Title – Blade Runner 2049 (2017)
Director – Denis Villeneuve (Enemy)
Cast – Ryan Gosling, Harrison Ford, Jared Leto, Ana de Armas, Robin Wright, Dave Bautista, Mackenzie Davis
Plot – In Los Angeles of 2049 an important secret is unearthed and blade runner K (Gosling) must track down Rick Deckard (Ford), a former blade runner who’s been missing for 30 years for the answers he seeks.
“Replicants are like any other machine – they are either a benefit or a hazard”
Review by Eddie on 06/10/2017 (for Jordan’s take on the film CLICK HERE)
With one of cinema’s most unlikeliest of follow-up’s, walking in the footsteps of its forefather 35 long years after its initial release, Blade Runner 2049 gives us one of the 21st century’s most accomplished of sequels.
The year’s most original, risky and downright beautiful blockbuster (just give Roger Deakins the Oscar now thanks Academy), Denis Villeneuve’s lovingly crafted new addition to the world created by Ridley Scott in 1982 is a film that pays respectful acknowledgement to its counterpart, all the while carving out a mysterious, engaging and most importantly, an emotionally charged continuation of what has come before and what is still yet to be uncovered.
Focussing its attention this time around on Ryan Gosling’s blade runner K, a man with a mission very similar to Deckard in the original, that being the “retirement” of runaway replicants, 2049 is a film that deserves to be seen with as little knowledge of its story as possible, as Villeneuve and returning screenwriter Hampton Fancher alongside Michael Green have produced one of those rare modern day blockbusters where there is genuine intrigue as to what exactly is happening and where our final destination may take us.
Fans of the original will be pleased to know that 2049 tackles just as many big question’s as Scott’s adored adaption of Philip K. Dick’s source material as it journeys on its way, as by expanding the universe of a futuristic Los Angeles and this time its outer surrounds, Villeneuve has enabled himself to be able to delve even deeper into the questions of what it means to be human and what separates man from machine.
It’s always a tough task for films of 2049’s nature to pay homage to the aesthetic and life of the original while creating a vibe and world all of its own but Villeneuve and his team have balanced out the scales brilliantly here.

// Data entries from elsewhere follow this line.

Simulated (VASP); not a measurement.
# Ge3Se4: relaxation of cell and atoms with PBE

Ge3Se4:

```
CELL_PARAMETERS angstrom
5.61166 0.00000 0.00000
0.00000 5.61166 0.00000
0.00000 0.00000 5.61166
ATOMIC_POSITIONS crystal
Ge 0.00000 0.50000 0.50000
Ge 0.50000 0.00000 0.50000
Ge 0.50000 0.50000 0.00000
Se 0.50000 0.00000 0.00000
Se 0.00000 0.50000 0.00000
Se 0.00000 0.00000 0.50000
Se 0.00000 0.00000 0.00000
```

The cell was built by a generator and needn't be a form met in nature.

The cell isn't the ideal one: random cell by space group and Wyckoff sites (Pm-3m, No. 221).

Seeing more of the landscape of this futuristic but not unrealistic world only heightens the sense of wonder, Ana de Armas’s role as Joi will be a great talking point for many, Jared Leto’s somewhat overacted and underdeveloped role as new replicant king Niander Wallace will still demand great debate while Roger Deakin’s work behind the camera capturing this visually incredible production makes every single scene a work of visual wonder, a blockbuster production that is pure art instead of pure popcorn eye-candy.
The other key elements to 2049’s many successes are the performances of its two poster men Ryan Gosling and Harrison Ford.
Without talking in depth about how the roles of characters K and Deckard playout through the film, both performers acquit themselves brilliantly to their roles. Gosling who has the most to do here delivers one of his most memorable turns yet as K, it’s a role that requires both restraint and moments of rage and Gosling handles it all with aplomb, while it’s great to see Ford invested in his return as Deckard with the aging star doing a lot more than he can be prone to do in some of his usual phone it in performances.
Just like it’s much talked about original, 2049 does have issues that rear their heads throughout the film and do hold the film back at times from the greatness that it often touches.
Most glaringly is the films runtime, at 160 minutes in length Villeneuve’s film doesn’t always justify its near 3 hour existence, some scenes feel like they could’ve been both shortened and cut and it wouldn’t have adversely affected the final product, while some of the films middle section in particular does cover similar ground for an extended period of time.
The other more cosmetic letdown is the films soundtrack composed by Hans Zimmer and Benjamin Wallfisch, that fails to match the grand heights of Vangelis’s classic 1982 score. With music playing such a key role in the universe of Blade Runner, it’s a shame this one feels a little tacked on, which it was, when the composers came on late in the picture replacing original choice Jóhann Jóhannsson after “creative differences” between himself and Villeneuve.
Final Say –
Not made for everyone and far removed from the usual blockbuster fair, those seeking sci-fi action kicks from Blade Runner 2049 will be left wanting but Denis Villeneuve has crafted that near impossible sequel that’s respectful to its original, all the while moving forward in brave new directions. 2049 is a ponderous and meticulously crafted production that’s not only the year’s must-see science fiction event, but one of the year’s best films regardless of genre.